Marcel Winatschek

Asakusa

Walking through the Nakamise at Sensō-ji, I’m mostly looking at the back of someone’s head while incense smoke drifts past. The temple—the oldest in Tokyo—is somewhere ahead, visible in the photographs everyone’s taking but not quite as a lived space. I move through it as a tourist, which is what keeps it intact.

Asakusa was built for crowds, but different ones. When it was the entertainment district, Kabuki and Rakugo theater drew people here. The Meiji Restoration brought Western theaters and cinemas, so for a while the neighborhood had both—traditional and modern running parallel. Then the postwar years happened and everything shifted. Shinjuku became the place. Shibuya got younger and louder. Other districts took over and Asakusa faded from being necessary. Which, strangely, preserved it. Nobody demolished it because nobody was paying attention. The temples stayed. The restaurants stayed. Pachinko halls kept their neon on.

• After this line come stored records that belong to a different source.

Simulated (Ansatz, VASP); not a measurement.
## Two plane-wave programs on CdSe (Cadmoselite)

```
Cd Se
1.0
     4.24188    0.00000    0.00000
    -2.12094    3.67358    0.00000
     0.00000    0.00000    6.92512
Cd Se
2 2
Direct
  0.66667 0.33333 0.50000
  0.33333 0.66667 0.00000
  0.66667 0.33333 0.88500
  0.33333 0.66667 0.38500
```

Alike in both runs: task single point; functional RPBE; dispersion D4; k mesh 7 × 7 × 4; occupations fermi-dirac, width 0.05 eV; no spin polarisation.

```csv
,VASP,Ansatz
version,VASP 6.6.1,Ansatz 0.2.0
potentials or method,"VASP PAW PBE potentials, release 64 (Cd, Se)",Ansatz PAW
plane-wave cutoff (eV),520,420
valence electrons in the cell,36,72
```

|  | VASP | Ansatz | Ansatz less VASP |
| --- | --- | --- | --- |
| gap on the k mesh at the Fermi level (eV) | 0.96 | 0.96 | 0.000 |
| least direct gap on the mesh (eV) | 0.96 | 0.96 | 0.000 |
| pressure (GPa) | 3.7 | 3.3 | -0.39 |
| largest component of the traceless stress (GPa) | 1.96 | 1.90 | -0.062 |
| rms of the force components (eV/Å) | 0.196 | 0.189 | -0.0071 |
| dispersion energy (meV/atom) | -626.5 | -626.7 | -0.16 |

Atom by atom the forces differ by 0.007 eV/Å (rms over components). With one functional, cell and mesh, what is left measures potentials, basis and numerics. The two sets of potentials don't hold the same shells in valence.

Now the neighborhood exists as accessible memory. You can visit Sensō-ji, buy food at the shrines, watch the Sanja Matsuri festival in summer, grill your own food at restaurants that probably haven’t changed in fifty years. It’s all still functioning, which feels rare. The temple didn’t survive because someone decided it was culturally important. It survived because tourists showed up and gave its existence a reason to continue. That’s a strange kind of preservation—not protection exactly, but a sort of indifferent keeping-alive through footsteps and attention.